So, I need to tear myself away from an unexpected but entertaining Smiths quote-fest on Facebook, and do something worthwhile.
With a head as clear as one of Angharad Lliar’s paintings, and with SSiW volunteers rushing to send me down to the dole queue, that means finishing this meandering story (rather than doing any actual work). In fact – please tell me that all this is inspiring you to want to learn a new language, and to use our courses to do so, and let me pretend that my raging self-indulgence is in fact of value…:-)
So there I was, living in Porthmadog through the medium of Welsh, slipping haphazardly in and out of a variety of moderately peculiar jobs. I can honestly promise you that I will never forget a meeting in Belfast to persuade some fungus academics that we were the right people to project manage a large scale fungus identification programme for them. My friend Paddy (who was an art historian by trade) and I explained that we would be hiring in the necessary expertise, but I did try to encourage them by letting them know that I was at least extremely fond of eating mushrooms. They didn’t quite laugh. In fact, I’ve never heard such a heavy, offended, academic silence. It still amazes me that they gave us the job, and I can only suppose that no-one else even submitted a bid.
I’d also joined Cymuned, and eventually ended up working in Gwynedd Council, and the world around me became a world where speaking Welsh was normal. Then, of course, I made the best decision of my life – I met and married Catrin.
Well, to be precise, she bought me for a tenner from Pishyn.com, which I think was a bargain.
And no, I didn’t marry her just as another opportunity to practise my Welsh, as she sometimes hints darkly. It was her hair, and the way she swung when she walked, and the heart of gold that colours everything she does.
But it was also very much the finishing touch for my Welsh, that much is true…;-)
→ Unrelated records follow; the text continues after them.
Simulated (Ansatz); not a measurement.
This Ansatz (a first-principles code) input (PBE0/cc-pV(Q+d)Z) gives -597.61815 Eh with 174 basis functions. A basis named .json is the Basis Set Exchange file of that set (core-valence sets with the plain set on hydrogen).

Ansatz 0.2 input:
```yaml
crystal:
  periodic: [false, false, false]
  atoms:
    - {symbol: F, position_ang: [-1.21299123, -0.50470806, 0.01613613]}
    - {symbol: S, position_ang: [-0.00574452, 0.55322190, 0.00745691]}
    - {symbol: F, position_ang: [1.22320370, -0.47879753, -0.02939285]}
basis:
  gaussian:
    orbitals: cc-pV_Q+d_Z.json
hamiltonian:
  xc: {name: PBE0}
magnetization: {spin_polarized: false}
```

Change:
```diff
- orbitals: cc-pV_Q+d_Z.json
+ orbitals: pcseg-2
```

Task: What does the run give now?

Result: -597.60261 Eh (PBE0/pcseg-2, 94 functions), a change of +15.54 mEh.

Now, that might (to your relief) have been the end of this particularly story – I was more than willing to believe that I was dreadful at learning languages, and that some kind of fluke had happened with Welsh – I even persuaded myself that the fact I’d been in Cwm Cynllwyd and y Felinheli for the first two years of my life meant that I had re-acquired Welsh in the first language sector of my brain.
That was a persuasive idea when research scientists like Steven Pinker thought that the brain processed the mother tongue in one part of the brain, and all other learnt languages in one other part of the brain. New work in neuroplasticity, however, seems to suggest that no two people process any language in exactly the same part of the brain, so my neat little theory is busy falling by the wayside.
Which left me with a puzzle.
Why did I have so much more grammatical understanding of Arabic, and know so many more words in Italian, and yet could only speak Welsh?
My confusion was heightened when I bought a Michel Thomas Spanish course.
Yes, Spanish is a perfectly natural language to be learning as you settle down to a new life in Gwynedd. Okay, the truth is that I was already fed up of going into shops, asking for something in Welsh, and being told to ‘Say it in English!’. I had a cunning plan – I was going to learn Spanish, and then the next time someone told me to say it in English, I was going to say it in Spanish, and claim to be from Patagonia.
Now, here’s how the Spanish went. I took a couple of months to go through the basic course, about eight hours of content. Then I took a month or so to go through the advanced course, about another five hours of content.
Then I stopped doing any work at all, because I’m really not joking about being dreadfully lazy. Sure, I bought a couple of sample conversation books, and a dictionary, and they look very pretty and impressive on my bookshelves. And neat, too, since they’ve never been opened.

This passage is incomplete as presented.